As a logical consequence of this double competence (analysis + segmentation), marketing can rely on the concept of offer, a familiar territory. Handled with care, the concept of offer allows to build the customer experiences of the members of the B2B organisations as components of the overall offer made to this customer. The company brings him/them a product or a service, but it also brings its environment: we facilitate the use, we seek to reduce the cost (monetary or otherwise) of ownership, etc.

Marketing is efficient

Obviously, the marketing function is effective because of its legitimacy and its skills. The aforementioned reasons mean that a serious improvement initiative of the B2B customer experience implies (1) a marketing management to be accepted by all, (2) a marketing approach to be conducted in an informed and segmented way.
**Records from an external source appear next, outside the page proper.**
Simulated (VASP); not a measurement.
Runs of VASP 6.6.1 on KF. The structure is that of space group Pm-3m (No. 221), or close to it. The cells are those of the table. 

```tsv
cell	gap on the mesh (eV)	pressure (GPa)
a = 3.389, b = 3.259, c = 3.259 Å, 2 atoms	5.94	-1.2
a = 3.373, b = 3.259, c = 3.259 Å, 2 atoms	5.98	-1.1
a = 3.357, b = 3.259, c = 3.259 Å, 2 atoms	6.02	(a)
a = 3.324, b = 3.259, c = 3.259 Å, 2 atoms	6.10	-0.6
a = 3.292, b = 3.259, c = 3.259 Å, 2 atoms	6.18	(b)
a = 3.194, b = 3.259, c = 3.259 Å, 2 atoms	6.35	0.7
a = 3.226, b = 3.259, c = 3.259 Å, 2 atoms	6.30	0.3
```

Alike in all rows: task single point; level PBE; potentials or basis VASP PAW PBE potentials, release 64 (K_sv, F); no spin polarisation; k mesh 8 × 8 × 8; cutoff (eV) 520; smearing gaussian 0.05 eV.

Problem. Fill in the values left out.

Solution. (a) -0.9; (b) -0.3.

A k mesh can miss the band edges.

Moreover, in B2B like in B2C, it becomes necessary to know how to think out the relationship in a multichannel and digital way. Without developing here all the consequences of this phenomenon, it is clear that it implies a marketing approach and that an exclusively sales-oriented process based on sales force is like cutting one’s arm off… If CRM was once a sales force tool, it does not allow anymore to truly manage the multichannel relationship with all users (we will come back to that soon).

At WHY Consulting, it basically seems that the prism of customer experience is extremely fertile and relevant in B2B. Because it is easy to understand and to explain, it can become an important lever of profitability improvement and of transformation for organisations. But its apparent simplicity implies a special know-how to reap all the benefits and these skills are usually held by the stakeholders of the marketing function.

Building B2B company’s offering is not about trying to compile proposals made to customers. Moreover, it is best to banish this term and to talk of “answer” or “solution” for the responses. This offering or rather these offerings of customer experience must show a real knowledge of the users needs, be consistent with the brand positioning and consistent in regards to the marketing mix. For example, it is obvious that the right choice for quantities and packaging is – also – an important question of customer experience: the same glue will not be provided the same way based on whether it is used by a construction craftsman or an assembly line…

Benefits of a customer experience marketing approach

Faced with the demanding nature of finding differentiation levers while the product offering is made banal, the customer experience approach in B2B allows, almost naturally, to be “solution”-oriented rather than product-oriented. Significant earnings can result from this new mental stance, if accepted by all, in terms of:

Loyalty: ties created at all levels among customers become major entry barriers for competitors, even though users satisfaction helps defending one’s position and move towards a true partnership.

Sales development: both among existing customers by bringing new services and by expanding its coverage of needs but also by developing internal or external prescription reasoning.

Margins improvement: by bringing solutions with more added value, but also by controlling costs that an approach of the right need and the development of offerings adapted to each segment.